A L E X G A W R O N S K I

3) 2011/Jan-Jul

Relative Currency (Homage to James Ensor) 2011

Alex Gawronski: Relative Currency (Homage to James Ensor), 2011

‘It’s About Time’, Death Be Kind, East Brunswick, Melbourne

(Mdf, oregon, acrylic paint, printed photographic paper)

‘Relative Currency (Homage to James Ensor)’ transforms two of ‘Death Be Kind’s’ gallery walls into a mock memorial. The work implicitly asks – specifically in lieu of the gallery’s title – what is in a name? In the art world names are a currency of their own ultimately more valuable than the material worth of physical artworks. Nonetheless, the powerful exchangeability of an artist’s name is, quite literally in the end, seriously relative. Who can tell after an artist’s death whether the currency of their name will prevail? Does this matter in any case? If it doesn’t, then what is the true value, beyond ‘investment’ or monetary significance, of an artist’s output? Such a question is rendered even more opaque and difficult to quantify once the concept of value has been transferred from isolatable objects to the immaterial and spatial dynamics of art genuinely practiced and therefore always already embracing processes of change and decay. Suitably, the subtitle of the installation conceptually conjures eccentric proto-modernist James Ensor’s 1888 etching ‘My Portrait in 1960’. In this work, Ensor sardonically depicted himself as a worm-eaten skeleton casually lounging in the deathbed to which he must have long ago been abandoned; the material and symbolic futures of art jarringly counter-posed.



Untitled (Dead end) 2011

Alex Gawronski: Untitled (Dead end), 2011

‘Precious’, Sydney College of the Arts (SCA) Gallery, Sydney; curated by Nick Tsoutas

(Mdf, timber, brackets, paint)

Art’s relationship to ‘politics’ is complex and often severely simplified. It is readily assumed that an artwork simply expresses its creator’s private thoughts. Of course, private thoughts once made public are no longer private. Therefore an artwork, as a public expression, is always a priori socialised. The inherently social dimension of the artwork though can never provide an antidote to pressing political concerns it might touch on, issues such as internment and the denigration of outsiders and ‘aliens’ for example. In fact, art like politics is representative and as a result will always be forced to confront its representative dimension and the resultant limitations it faces when faced with the ‘real’. Bound up with the politics of representation are the politics of today’s pervasive (and invasive) media. The ‘media’ as it is commonly understood (functioning most often as ‘infotainment’) bears an extremely attenuated relationship to reality while pretending to be as close to it as possible (especially in the case of so-called news media); it is simultaneously excessively vociferous and resoundingly ‘dumb’. The work in this exhibition literally indicates the ‘dead end’ of a ‘political art’ falsely enamoured of its assumed transparent efficacy as a convenient vehicle for political ‘messages’. Art is paradoxical, neurotically or not, as the product of an inevitable underlying tension. That tension itself is political irrespective of ‘political’ content.


Contract 2011

Alex Gawronski: Contract, 2011

‘Salon’, Eastern Bloc, Rozelle, Sydney

(Compressed charcoal, cartridge paper, backing board, glue, frame)
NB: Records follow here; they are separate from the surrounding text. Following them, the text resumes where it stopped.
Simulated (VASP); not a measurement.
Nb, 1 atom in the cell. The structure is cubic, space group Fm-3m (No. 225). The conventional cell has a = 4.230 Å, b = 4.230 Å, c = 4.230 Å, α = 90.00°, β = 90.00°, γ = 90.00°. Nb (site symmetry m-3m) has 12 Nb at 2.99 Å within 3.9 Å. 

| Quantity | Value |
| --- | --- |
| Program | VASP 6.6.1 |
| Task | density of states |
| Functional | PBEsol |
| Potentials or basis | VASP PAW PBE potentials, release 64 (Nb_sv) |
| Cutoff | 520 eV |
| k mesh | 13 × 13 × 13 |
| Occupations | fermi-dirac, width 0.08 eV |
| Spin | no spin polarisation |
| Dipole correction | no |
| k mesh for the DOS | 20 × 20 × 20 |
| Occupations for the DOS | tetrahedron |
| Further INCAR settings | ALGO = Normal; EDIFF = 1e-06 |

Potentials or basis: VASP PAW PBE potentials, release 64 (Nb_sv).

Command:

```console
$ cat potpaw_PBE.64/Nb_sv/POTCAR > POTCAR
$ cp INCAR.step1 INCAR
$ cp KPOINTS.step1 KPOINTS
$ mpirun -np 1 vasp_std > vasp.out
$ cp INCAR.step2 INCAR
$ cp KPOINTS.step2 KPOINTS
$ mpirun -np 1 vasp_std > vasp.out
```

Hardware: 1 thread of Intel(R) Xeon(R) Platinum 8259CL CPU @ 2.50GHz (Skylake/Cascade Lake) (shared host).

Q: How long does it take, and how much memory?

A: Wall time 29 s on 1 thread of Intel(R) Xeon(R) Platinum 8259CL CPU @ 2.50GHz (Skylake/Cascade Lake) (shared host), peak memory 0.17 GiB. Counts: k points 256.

What is a work of art if not just that, a work. It is the culmination of mental and manual processes whose labour conjoin to produce it. Ideally, the artwork is open enough to allow audiences to actively contribute to its meaning. Thus, the audience supplies some of their own labour to the artistic process. However, what is a work of art before it has been recognised as such? Is it just raw material? This question is more complex than it sounds, for what is the line that ultimately separates a bone-fide artwork from the common world of non-art objects? And besides, when is a work of art ever truly finished, how unfinished can an artwork be before being dismissed as mere ‘stuff’?

‘Contract’ poses such questions by presenting the prima-materia of art as the ‘finished’ art work. Entombed within its frame, the work of art yet-to-be is offered to the audience, not so much to symbolically complete, but to effectively start from scratch.  At the same time, as the audience is forever physically locked out, the materials on show begin to function as museological artifacts or found objects. In fact, ‘Contract’ challenges the presumed unpremeditated ‘indifference’ of the Duchampian found object: even some of Duchamp’s found objects existed in sketched or pre-notated form. Alternatively in this instance, the lump of charcoal and piece of plain paper suggest their priority over the found-object-to-come by transforming the most basic unaltered physical interface into the idea.


Untitled (No Standing) 2011

Alex Gawronski: Untitled (No Standing) (artist’s mock-up), 2011

‘Chain Letter’, Shoshana Wayne Gallery, Santa Monica California, US; curated by Christian Cummings and Doug Harvey (and Jane Polkinghorne)

(Vinyl lettering on concrete floor)

‘Chain Letter’, the exhibition for which this work was produced, was an exercise in both curatorial inclusion and democratic excess. A number of artists were asked by the show’s primary curators to select 10 artists they admired. The resulting exhibition was a mass amalgam representing a web of affiliated and/or competing artistic voices. Thus ‘Chain Letter’ could be seen to either celebrate multiplicity or to satirise myths of inclusion and the desperation of many artists to appear as insistently as possible. This text piece attached directly to the floor took such considerations into account. On the one hand, it humorously suggested the lack of gallery floor space remaining after installation of works had been completed. On the other hand, it commanded from the audience a much broader and paradoxical feat: to view the art on display without standing. Further questions were implicitly raised regarding the habits of ‘average’ viewers who distractedly graze artworks, a tendency emphasised and exacerbated by the curatorial mechanism of this exhibition.